Making a pie and I run out of cinnamon – ugh! What to do? No problem, I can just jump in the car and take a quick run up to Hufsmith to the general store, which is a lot better than having to drive all the way into Tomball to shop at Klein’s. Fast forward to early married life in the 60s in Schenectady, NY: baking biscuits and no baking powder. Again, how to solve this problem? Same answer. I can tie on my sneakers and hop on over to Dave’s Corner Store, just a block away. After all, this is city living. Every corner should have a Dave’s!
Presently, I am living in a rural mountainous area of Upstate New York. And, yes, we do have a corner store – Sullivan’s General Store. One can fill up a tank of gas, buy a newspaper, enjoy a delicious cup of coffee and some good fellowship, rent a DVD, and buy any number of small items that might turn up being needed on the spur of the moment. I have bought heavy cream, spices, bread, coffee, Olmstedville caps, maps, and other items – just what I needed at the time.
In addition to our four corners’ Sullivan’s General Store, I take advantage of two Grand Unions, which are small versions of the larger metropolitan mega-grocery stores. I understand that I might pay a few pennies more for items purchased in the Grand Union as compared to the Price Chopper or Hannaford in Queensbury. It becomes a choice of driving 8 to 15 miles to shop at the local Grand Union, as opposed to the 40 mile trek to the larger stores in the Glens Falls area.
So, why support the local Grand Union who, generally, will sport higher prices and a much smaller array of choices? Technically, the Grand Union is not a “corner store,” but in a very real, daily sense for those of us who live in an out-of-the-way place, the Grand Unions in North Creek and Schroon qualify as corner or convenience stores. Still, though, why shop there? Why not just save up my list of needed items and shop when I go to the big city?
You can get excellent sale buys at the local store every week. Just like the larger chain stores, Grand Union advertises weekly sales on meat, fresh produce, and other goods. For example, I almost squealed with delight when I found oatmeal for $2.39 per large box, regularly priced at $3.99. One can add savings up quickly with buys like that. I have never seen such a buy at one of the larger stores. Also, it is a lot cheaper, knowing that I get 30 mpg with my Chevy, to drive 16 miles round trip to No. Creek rather than 80 miles round trip to Queensbury ($1.50 in gas as opposed to approximately $8 per each trip). Third, people in the local store get to know you. They greet you warmly and are genuinely happy that you have chosen to shop in their establishment, rather than the larger store choices. You are a real person to them, not just a face of profit.

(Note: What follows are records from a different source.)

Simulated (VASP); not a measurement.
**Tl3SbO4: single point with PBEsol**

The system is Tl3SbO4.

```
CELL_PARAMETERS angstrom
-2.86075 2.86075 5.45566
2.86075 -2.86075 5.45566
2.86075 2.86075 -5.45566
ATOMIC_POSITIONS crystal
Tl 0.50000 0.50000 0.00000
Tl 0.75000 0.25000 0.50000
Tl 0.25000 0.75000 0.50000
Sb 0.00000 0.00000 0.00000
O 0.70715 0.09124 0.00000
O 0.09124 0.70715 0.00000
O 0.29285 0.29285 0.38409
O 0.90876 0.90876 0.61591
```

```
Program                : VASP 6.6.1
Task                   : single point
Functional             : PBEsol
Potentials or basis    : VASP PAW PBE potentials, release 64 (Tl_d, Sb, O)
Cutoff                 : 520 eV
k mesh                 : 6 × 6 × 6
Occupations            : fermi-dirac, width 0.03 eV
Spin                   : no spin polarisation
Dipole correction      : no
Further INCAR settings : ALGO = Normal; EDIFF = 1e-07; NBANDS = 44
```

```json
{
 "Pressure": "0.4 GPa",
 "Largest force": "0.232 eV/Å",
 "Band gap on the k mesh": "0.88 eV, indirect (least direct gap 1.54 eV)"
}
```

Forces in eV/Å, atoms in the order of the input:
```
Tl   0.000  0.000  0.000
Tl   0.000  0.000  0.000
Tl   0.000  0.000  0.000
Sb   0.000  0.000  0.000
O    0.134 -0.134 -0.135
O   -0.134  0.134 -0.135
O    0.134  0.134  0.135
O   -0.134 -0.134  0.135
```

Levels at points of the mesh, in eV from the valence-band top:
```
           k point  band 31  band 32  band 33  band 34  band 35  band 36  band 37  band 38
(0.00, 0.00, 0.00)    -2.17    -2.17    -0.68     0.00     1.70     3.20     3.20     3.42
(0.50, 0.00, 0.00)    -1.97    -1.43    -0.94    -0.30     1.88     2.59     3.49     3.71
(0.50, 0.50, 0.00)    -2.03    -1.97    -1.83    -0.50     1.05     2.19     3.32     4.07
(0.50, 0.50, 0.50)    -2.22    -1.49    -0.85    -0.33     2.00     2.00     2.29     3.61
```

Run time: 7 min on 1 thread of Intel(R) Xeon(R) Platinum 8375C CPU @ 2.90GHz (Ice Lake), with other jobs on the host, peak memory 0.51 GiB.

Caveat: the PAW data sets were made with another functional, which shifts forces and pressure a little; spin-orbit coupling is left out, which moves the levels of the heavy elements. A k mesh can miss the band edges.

Honestly, I don’t know what I would do without our local four corners’ Sullivan’s and the small grocery stores in the two nearest small towns. It feels good to keep my money in my local rural community. It is satisfying to know that when I spend my money in a local store, it keeps the store running and helps to employ yet another individual in an area where unemployment can run high. For me, it is an expression of pride in my region. Our little mom-and-pop establishments lend character to a community. I will continue to support them, even if it means a few pennies extra leave my pocketbook. They are a few pennies well spent! And spending those pennies makes me feel good!